Backend Performance Optimization: Slow Query Analysis and SQL Tuning

Backend Performance Optimization: Slow Query Analysis and SQL Tuning

Description
A slow query refers to an SQL statement whose execution time exceeds a predefined threshold, which is a common source of database performance bottlenecks. Slow query analysis is the process of monitoring, locating, and optimizing these inefficient SQL statements, involving knowledge in SQL writing, index usage, database configuration, and other aspects. In high-concurrency systems, even if a single slow query only consumes an additional 100 milliseconds, it may cause system collapse due to request accumulation.

Problem-Solving Process

1. Discovering Slow Queries
Step Description: First, identify which SQL statements are considered "slow queries".

  • Enable Slow Query Log: Set slow_query_log=ON in MySQL and define a threshold (e.g., long_query_time=1 second).
  • Utilize Monitoring Tools: Analyze logs using tools like pt-query-digest from Percona Toolkit, or capture slow SQL in real-time via APM (e.g., SkyWalking).
  • Key Metrics: Focus on execution time, rows scanned, rows returned, and lock wait time.

2. Analyzing Execution Plans
Step Description: Use the EXPLAIN command to parse the SQL execution path and locate bottlenecks.

  • Check the type Field: If ALL (full table scan) or index (full index scan) appears, it indicates ineffective index utilization.
  • Examine the Extra Field:
    • Using filesort: Sorting is not using an index; ORDER BY needs optimization.
    • Using temporary: A temporary table is used, common in GROUP BY or complex JOIN operations.
    • Using where: Data needs to be retrieved by returning to the table.
  • Focus on the rows Field: When the estimated number of scanned rows is much larger than the returned rows, the index may be ineffective.

3. Index Optimization
Step Description: Adjust indexes based on issues identified in the execution plan.

  • Avoid Redundant Indexes: For example, a separate index (a) is redundant if a composite index (a, b) already exists.
  • Leftmost Prefix Principle: Composite indexes must be used in field order (e.g., index (a, b) cannot optimize WHERE b=1).
  • Covering Index Optimization: Include SELECT fields in the index as much as possible to avoid table lookups (e.g., when the index includes (a, b), querying SELECT a, b FROM table WHERE a=1 can return data directly from the index).
  • Index Selectivity Principle: Prioritize creating indexes for high-distinctiveness fields (e.g., user ID); indexes on low-distinctiveness fields (e.g., gender) are less effective.

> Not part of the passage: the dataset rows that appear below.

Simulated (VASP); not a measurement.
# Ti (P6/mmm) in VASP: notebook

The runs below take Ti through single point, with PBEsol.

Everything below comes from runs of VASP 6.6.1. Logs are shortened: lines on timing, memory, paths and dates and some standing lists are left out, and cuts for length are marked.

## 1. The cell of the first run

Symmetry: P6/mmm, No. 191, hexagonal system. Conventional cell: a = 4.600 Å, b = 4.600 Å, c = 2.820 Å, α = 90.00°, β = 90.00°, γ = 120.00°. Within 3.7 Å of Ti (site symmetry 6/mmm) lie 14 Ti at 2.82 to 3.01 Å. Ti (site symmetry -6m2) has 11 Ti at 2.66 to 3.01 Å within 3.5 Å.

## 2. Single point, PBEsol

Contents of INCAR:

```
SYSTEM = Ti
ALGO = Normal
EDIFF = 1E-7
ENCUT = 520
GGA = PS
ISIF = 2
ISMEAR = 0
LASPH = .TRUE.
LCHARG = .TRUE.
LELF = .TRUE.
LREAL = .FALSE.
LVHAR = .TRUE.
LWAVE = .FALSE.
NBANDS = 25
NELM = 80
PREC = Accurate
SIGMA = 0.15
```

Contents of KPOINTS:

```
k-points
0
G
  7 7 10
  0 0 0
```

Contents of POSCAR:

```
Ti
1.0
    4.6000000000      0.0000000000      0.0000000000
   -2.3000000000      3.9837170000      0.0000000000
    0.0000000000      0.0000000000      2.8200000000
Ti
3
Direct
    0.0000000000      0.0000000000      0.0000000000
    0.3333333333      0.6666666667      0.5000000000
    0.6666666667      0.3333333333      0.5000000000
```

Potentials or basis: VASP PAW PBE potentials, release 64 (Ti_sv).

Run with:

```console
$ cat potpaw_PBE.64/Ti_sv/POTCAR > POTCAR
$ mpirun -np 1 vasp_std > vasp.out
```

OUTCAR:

4. SQL Statement Rewriting
Step Description: Eliminate inefficient operations from the writing perspective.

  • Avoid SELECT *: Query only necessary fields to reduce data transfer and memory usage.
  • Use JOIN Instead of Subqueries: Especially correlated subqueries (e.g., WHERE IN subqueries) can easily cause full table scans; using JOIN can leverage indexes.
  • Pagination Optimization: When the offset is large (e.g., LIMIT 10000,10), use WHERE id > 10000 LIMIT 10 to avoid scanning many unnecessary rows.
  • Batch Operations Instead of Loops: For example, use INSERT INTO table VALUES (a1,b1),(a2,b2) instead of multiple single-row inserts.

5. Database Parameter Tuning
Step Description: Adjust configurations to match query characteristics.

  • Adjust Buffer Pool: For example, set innodb_buffer_pool_size to 70%~80% of available memory to improve cache hit rate.
  • Optimize Sorting Configuration: Increase sort_buffer_size to avoid disk temporary tables.
  • Connection Pool Settings: Control the maximum number of connections (max_connections) to prevent excessive concurrency from slowing down overall performance.

6. Architectural-Level Optimization
Step Description: When single-machine optimization reaches its limits, architectural improvements are needed.

  • Read/Write Separation: Route slow queries (e.g., complex report SQL) to read-only replicas to avoid impacting writes on the primary database.
  • Caching Strategy: Add Redis caching for complex queries with unchanged results (e.g., historical data statistics).
  • Data Sharding: Split the database by business (e.g., user database, order database) to reduce single-table data volume.

Summary
Slow query optimization requires a multi-dimensional approach combining monitoring, execution plan analysis, index design, and SQL refactoring. It is an iterative process. In practice, establish a slow query alert mechanism and regularly review high-frequency SQL to systematically improve database performance.